Dating Games: Beware relationship by proxy

Texting is a form of game-playing, plain and simple. It’s no way to date.

311_dating cartoon (photo credit: Courtesy)
311_dating cartoon
(photo credit: Courtesy)
Texting has become the bane of my existence. I understand its convenience, I get how it can be a subtle form of communication, and I can’t imagine not having the option to use it. But… when it comes to dating, we need to revert to the “prehistoric” era of phone calls and answering machines.
Guys: If you want to send a woman a signal that you’re interested, simply pick up the phone and call her. Texting her “hey, wazzup?” or “ma koreh?” is not going to send that same, clear message. The problem is, I think, that guys are hedging their bets – in case the woman is not interested, they can claim it was a just a friendly text, whereas a phone call’s intent is more obvious.
“S” has a good friend named Nir who is a tall, handsome, smart and funny guy. Did I mention he’s a doctor? Sounds like a great catch, right? I thought so, until I saw the way he handled dating possibilities, actually using texting as his proxy.
Nir meets girls often and easily, but drops the ball soon after – and now I no longer wonder why. The one consistent thread? He communicates solely via text: testing the waters, checking the calendar, finalizing plans, even sending a post-date wrap-up message.

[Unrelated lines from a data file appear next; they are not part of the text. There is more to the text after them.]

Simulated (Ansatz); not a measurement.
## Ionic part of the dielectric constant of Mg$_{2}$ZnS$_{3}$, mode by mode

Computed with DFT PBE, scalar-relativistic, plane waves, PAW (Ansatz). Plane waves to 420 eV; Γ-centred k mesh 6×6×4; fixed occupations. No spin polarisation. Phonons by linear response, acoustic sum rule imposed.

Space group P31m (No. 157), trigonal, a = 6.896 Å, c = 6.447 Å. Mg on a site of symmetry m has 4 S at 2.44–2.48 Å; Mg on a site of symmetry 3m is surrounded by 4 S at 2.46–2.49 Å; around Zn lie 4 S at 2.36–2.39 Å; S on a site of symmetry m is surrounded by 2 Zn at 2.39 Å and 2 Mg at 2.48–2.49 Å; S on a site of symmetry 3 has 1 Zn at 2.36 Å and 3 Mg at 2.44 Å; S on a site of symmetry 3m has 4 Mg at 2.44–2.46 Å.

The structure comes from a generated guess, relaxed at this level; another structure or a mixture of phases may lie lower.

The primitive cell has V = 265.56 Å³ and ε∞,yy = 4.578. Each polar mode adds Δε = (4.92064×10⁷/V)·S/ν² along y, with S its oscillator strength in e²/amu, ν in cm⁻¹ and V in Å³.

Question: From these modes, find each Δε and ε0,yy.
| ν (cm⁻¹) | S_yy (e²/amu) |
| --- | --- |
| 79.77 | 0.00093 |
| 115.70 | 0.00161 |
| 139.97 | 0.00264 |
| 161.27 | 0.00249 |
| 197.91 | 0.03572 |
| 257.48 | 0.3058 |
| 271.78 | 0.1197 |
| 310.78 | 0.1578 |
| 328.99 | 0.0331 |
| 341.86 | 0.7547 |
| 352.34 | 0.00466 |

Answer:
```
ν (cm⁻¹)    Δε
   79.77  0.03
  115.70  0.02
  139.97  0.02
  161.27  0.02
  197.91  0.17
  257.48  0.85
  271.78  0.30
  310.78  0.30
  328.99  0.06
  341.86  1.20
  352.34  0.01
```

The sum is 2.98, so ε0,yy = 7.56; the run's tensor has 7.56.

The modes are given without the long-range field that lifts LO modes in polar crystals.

When “S” and I met Nir at a really trendy Tel Aviv restaurant, throughout the entire dinner Nir was flipping his phone open and closed while his thumbs furiously punched the alphanumeric keys. Whenever the phone vibrated and sent reverberations across the table, I would watch as his eyes and the LED screen lit up simultaneously. He was addicted – but, I think, more addicted to the chase via text than to the lady on the other end.
Nir said that when he did call this woman, she wouldn’t answer but would instead text him. I told Nir she was playing games and was probably not really into him, or was already dating someone else. So when Nir asked my advice on how to respond to a specific text that left him befuddled, my answer was: Call her.
He made up excuses right and left; my bottom line remained that he should avoid further miscommunication by speaking to this woman directly. But he continued to wonder how to “translate” her message, and about what kind of idiosyncratic subtext he could formulate as a reply.
 I kept trying to impress upon Nir why a phone call would clear up the confusion, and save him time and energy as well. But no matter what I said, or how much I insisted, Nir was relentless in his support of texting.
Was he afraid of rejection, or did he lack confidence in his speech? Maybe he simply wasn’t that interested or intrigued enough by the woman to make the effort to call; maybe he didn’t really want the relationship to come to fruition.
Each of these possibilities is realistic and universal. But they’re the same anxieties singles have had for all eternity, and resorting to text messages is not the solution. Texting is a form of game-playing, plain and simple.
The amount of miscommunication that can result from 160 characters on a oneand- a-half-square-inch screen sent via the Short Message Service (SMS) gateway is infinite. To top it off, the amount of time it takes to type the message, abbreviating certain words and phrases to use fewer characters and keep to one screen, and yet still be smooth and charming, is dumbfounding. You could have a full-length phone conversation in that time and accomplish a lot more – if you simply had the guts to dial a phone number.
People have come to depend on the time-lapse between texts so they can create the best response and not accidentally stick their feet in their mouths. Understandable, but not quite as much fun as laughing over the faux pas together.
The simple fact is that men and women both will always, always, always prefer a phone call. If he or she doesn’t answer, leave a message (or, if you’re in Israel, hang up before the voicemail picks up so you’re not charged for the call, and hope the other person checks their caller ID and returns the phone call). If you don’t receive a call back, don’t waste your time by following up with a text. Cut your losses and move on.
If someone wants to talk to you, he or she will contact you. He’s Just Not That Into You isn’t just a best-selling book or movie with a star-studded cast, it’s also a tried-and-true philosophy. If someone is into you and likes you and wants to get to know you better, he or she will most definitely call, answer your call, or return your call.
If someone is not exactly interested in you but doesn’t have anything else going on, he or she will send a halfhearted text.
If someone is plain and simple not feeling you, you’ll never hear from him or her again.
Conclusion: If you eliminate texting as a proxy and get into some real communication, the signals will be that much clearer.